The said view also finds support from the decision of the Apex Court in the following cases:
III. The levy is not an Additional Surcharge
Reference in this regard is drawn towards Article 270 and 271 of the constitution of India which, inter alia reads as under:
“270. Taxes levied and distributed between the Union and the States.
(1) All taxes and duties referred to in the Union List, except the duties and taxes referred to in articles 268, 269 and 269A, respectively, surcharge on taxes and duties referred to in article 271 and any cess levied for specific purposes under any law made by Parliament shall be levied and collected by the Government of India and shall be distributed between the Union and the States in the manner provided in clause (2)
271. Surcharge on certain duties and taxes for purposes of the Union.
Notwithstanding anything in articles 269 and 270, Parliament may at any time increase any of the duties or taxes referred to in those articles 1except the goods and services tax under article 246A, by a surcharge for purposes of the Union and the whole proceeds of any such surcharge shall form part of the Consolidated Fund of India”
On the perusal of the above, it can be said that the Constitution of India draws a clear distinction between cess and surcharge. The proceeds from cess, described in the Article 270 of the Constitution are not credited to Consolidated Fund of India but to a specific non-lapsable fund and are utilized for a specific purpose. In other words, cess is an earmarked fund set apart for a well-defined purpose. On the other hand, surcharge is a tax on tax and it is not imposed/used for a specific purpose. A surcharge is dealt with under Article 271 of the Constitution and the proceeds received from surcharge are credited to Consolidated Fund of India and are not be used exclusively for the earmarked purpose, but may be used for any general public purpose as well.
Reference in this regard is invited to section 2 of the Finance Act, 2018 which, inter alia, reads as under:
2. (1) Subject to the provisions of sub-sections (2) and (3), for the assessment year commencing on the 1st day of April, 2018, income-tax shall be charged at the rates specified in Part I of the First Schedule and such tax shall be increased by a surcharge, for the purposes of the Union, calculated in each case in the manner provided therein.
(11) The amount of income-tax as specified in sub-sections (1) to (3) and as increased by the applicable surcharge, for the purposes of the Union, calculated in the manner provided therein, shall be further increased by an additional surcharge, for the purposes of the Union, to be called the “Education Cess on income-tax”, calculated at the rate of two per cent of such income-tax and surcharge so as to fulfil the commitment of the Government to provide and finance universalised quality basic education.
(12) The amount of income-tax as specified in sub-sections (1) to (3) and as increased by the applicable surcharge, for the purposes of the Union, calculated in the manner provided therein, shall also be increased by an additional surcharge, for the purposes of the Union, to be called the “Secondary and Higher Education Cess on income-tax”, calculated at the rate of one per cent of such income-tax and surcharge so as to fulfil the commitment of the Government to provide and finance secondary and higher education.

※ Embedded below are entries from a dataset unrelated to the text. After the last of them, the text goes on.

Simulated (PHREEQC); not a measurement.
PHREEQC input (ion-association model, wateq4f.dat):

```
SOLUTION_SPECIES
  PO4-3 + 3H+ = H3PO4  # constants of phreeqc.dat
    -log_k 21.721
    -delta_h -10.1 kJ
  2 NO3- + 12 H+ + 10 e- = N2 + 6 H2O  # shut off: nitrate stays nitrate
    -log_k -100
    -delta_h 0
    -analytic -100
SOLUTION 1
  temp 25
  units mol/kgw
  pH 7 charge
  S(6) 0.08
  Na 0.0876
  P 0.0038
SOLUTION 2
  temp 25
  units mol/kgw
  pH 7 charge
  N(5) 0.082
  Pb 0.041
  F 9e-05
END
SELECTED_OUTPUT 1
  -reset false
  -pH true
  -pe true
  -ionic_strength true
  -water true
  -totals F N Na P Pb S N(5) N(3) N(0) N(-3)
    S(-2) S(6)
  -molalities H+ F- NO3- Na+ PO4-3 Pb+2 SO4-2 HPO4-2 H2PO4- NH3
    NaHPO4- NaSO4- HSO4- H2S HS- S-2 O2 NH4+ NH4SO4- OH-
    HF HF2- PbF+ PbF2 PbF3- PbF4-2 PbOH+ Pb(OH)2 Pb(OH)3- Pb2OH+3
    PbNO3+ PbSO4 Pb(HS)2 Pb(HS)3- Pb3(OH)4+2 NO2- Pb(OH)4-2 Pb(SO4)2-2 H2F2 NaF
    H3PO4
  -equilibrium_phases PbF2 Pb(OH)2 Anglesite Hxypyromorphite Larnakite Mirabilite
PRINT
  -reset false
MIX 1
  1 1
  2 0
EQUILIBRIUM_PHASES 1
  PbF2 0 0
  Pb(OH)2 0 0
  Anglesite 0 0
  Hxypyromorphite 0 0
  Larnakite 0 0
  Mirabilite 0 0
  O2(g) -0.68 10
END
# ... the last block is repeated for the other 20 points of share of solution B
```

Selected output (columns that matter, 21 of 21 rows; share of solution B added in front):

(13) The amount of income-tax as specified in sub-sections (4) to (10) and as increased by the applicable surcharge, for the purposes of the Union, calculated in the manner provided therein, shall be further increased by an additional surcharge, for the purposes of the Union, to be called the “Health and Education Cess on income-tax”, calculated at the rate of four per cent of such income-tax and surcharge so as to fulfil the commitment of the Government to provide and finance quality health services and universalised quality basic education and secondary and higher education”
On the perusal of the above, it can be said that the Finance Act, 2018 levies an additional surcharge in the form of cess on income-tax which will be used by the Union so as to fulfil the commitment of the Govt. to provide and finance a specific purpose like basic education, secondary and higher education, health services etc. On the similar lines are the other annual Finance Acts levying Cess as an additional surcharge.
It may be contended that the Finance Act imposes cess as an additional surcharge thereby the same is a tax chargeable under the Act and thus the same is not a deductible expense. On the same time, it has to be noted that the Finance Act uses word ‘cess’ and ‘surcharge’ for a single levy that too in the same sentence without realizing that there exists a difference between the two categories of levies under the Constitution. Thereby, it can be said that the levy can be either a surcharge or can be a cess but a single levy cannot be deemed to be both as a surcharge as well as a cess especially when the Constitution draws a clear demarcation between the two.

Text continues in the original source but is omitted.